I am curious if a situation like this (which is happening right now in one of the Polish publishing houses) would be considered controversial (whether or not it would be illegal is another thing) according to the standards considered applicable in your country.

Publishing house X owns a daily and a weekly magazine. They are independent but a lot of pundits publish in both. They have similar political leanings.

Journalist A, who is employed in the daily (but also writes commentaries as a freelancer for the weekly) publishes a highly controversial / politically volatile first page article which proves to be untrue. The journalist's fault is not that he lied, but that he did not properly vet his sources.

Amidst the scandal, the CEO of X fires the chief editor of the daily. The new acting chief editor fires A. 

The CEO of X then demands that the chief editor of the weekly stops publishing anything by A. The chief editor of the weekly refuses. He promptly gets fired.

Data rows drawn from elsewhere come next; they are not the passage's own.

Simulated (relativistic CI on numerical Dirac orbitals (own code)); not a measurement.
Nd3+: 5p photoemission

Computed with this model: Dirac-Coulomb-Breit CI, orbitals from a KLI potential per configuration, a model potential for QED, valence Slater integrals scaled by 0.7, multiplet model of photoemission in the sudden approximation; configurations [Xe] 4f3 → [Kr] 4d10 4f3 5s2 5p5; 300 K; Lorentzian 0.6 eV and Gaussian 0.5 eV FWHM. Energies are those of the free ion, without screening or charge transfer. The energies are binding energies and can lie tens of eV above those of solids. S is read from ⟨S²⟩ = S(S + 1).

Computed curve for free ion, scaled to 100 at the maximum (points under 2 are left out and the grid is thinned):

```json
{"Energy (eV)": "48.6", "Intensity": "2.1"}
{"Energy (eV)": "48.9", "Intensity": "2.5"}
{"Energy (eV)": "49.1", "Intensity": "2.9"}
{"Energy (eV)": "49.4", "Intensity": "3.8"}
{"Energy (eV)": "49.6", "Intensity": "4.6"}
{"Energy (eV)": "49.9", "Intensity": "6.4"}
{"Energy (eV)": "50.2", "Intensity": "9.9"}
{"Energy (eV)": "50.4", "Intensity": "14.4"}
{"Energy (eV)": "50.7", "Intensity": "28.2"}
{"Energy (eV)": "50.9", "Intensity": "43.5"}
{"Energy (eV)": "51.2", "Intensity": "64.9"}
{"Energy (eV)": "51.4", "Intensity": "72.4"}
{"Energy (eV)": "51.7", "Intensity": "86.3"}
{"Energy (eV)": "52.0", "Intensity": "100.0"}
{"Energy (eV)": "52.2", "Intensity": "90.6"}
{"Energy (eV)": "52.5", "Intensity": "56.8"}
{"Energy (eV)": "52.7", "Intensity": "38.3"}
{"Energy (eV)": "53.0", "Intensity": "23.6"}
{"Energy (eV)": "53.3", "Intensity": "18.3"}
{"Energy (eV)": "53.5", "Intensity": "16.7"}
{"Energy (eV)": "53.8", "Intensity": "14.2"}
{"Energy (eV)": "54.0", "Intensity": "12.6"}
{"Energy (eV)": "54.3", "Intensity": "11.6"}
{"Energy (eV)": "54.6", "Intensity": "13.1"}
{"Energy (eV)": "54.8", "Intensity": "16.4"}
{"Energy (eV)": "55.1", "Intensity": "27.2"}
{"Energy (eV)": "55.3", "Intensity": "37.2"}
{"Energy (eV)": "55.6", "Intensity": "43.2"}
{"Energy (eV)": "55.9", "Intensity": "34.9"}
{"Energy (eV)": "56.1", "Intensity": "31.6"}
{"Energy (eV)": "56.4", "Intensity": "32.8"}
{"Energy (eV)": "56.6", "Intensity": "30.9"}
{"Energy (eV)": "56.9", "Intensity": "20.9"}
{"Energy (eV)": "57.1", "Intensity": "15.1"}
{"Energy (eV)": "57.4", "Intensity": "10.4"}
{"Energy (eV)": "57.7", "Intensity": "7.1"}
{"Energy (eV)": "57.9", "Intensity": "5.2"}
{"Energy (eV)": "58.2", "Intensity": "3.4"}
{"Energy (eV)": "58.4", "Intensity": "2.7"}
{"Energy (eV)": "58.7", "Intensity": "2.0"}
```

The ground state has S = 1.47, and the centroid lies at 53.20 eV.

Which (if any) part of this would be considered to breach the standards of media management/independence in your country.

derspiess

"If you can play a guitar and harmonica at the same time, like Bob Dylan or Neil Young, you're a genius. But make that extra bit of effort and strap some cymbals to your knees, suddenly people want to get the hell away from you."  --Rich Hall

merithyn

Yesterday, upon the stair,
I met a man who wasn't there
He wasn't there again today
I wish, I wish he'd go away...

crazy canuck

Why would this be considered contraversial?  Is it considered bad form to insist on high levels of professionalism in Poland?

Admiral Yi

Marty, editors don't get tenure like professors. 

dps

So, somebody screwed up and lost his job, and now another branch of the company he worked for doesn't want to do business with him.  What's the problem?

Jacob

I think the thing that's causing some furore is that editorial control is expected to be exercised by the Editor, while the CEO is expected to stay out of those kind of decisions and focus primarily on the business side.

The issue isn't that columnist A was fired for what he published in another magazine, but that brute force was applied to the editor on something that is considered to be in his purview. I.e. if the editor had fired him, that's fine; it's that the CEO completely destroyed any editorial independence that's the issue.

... that'd be my guess.

Isn't editorial independence a thing in the US/Canada as well?

Admiral Yi

Generally speaking editorial independence is only a thing in the US if the executive suite is clashing with the editor over matters that are in the companies financial interest.  I.e. Disney spikes a story on NBC that blows the lid off Mickey's criminal past.

Sheilbh

Quote from: Jacob on November 28, 2012, 08:32:33 PM
I think the thing that's causing some furore is that editorial control is expected to be exercised by the Editor, while the CEO is expected to stay out of those kind of decisions and focus primarily on the business side.
Unless there's reputational damage that causes the CEO to have to get involved - closing down NOTW, or, I think, the Independent over Johann Hari.  If a bad choice by a journalist is beginning to cause damage to the business that's not an editorial issue alone.  So the scale matters, if it's a massive fuck up that's damaging the brand then I think it's justified for the CEO to step in.

I've no issue with Marti's hypothetical.
Let's bomb Russia!

Martinus

Quote from: Jacob on November 28, 2012, 08:32:33 PM
I think the thing that's causing some furore is that editorial control is expected to be exercised by the Editor, while the CEO is expected to stay out of those kind of decisions and focus primarily on the business side.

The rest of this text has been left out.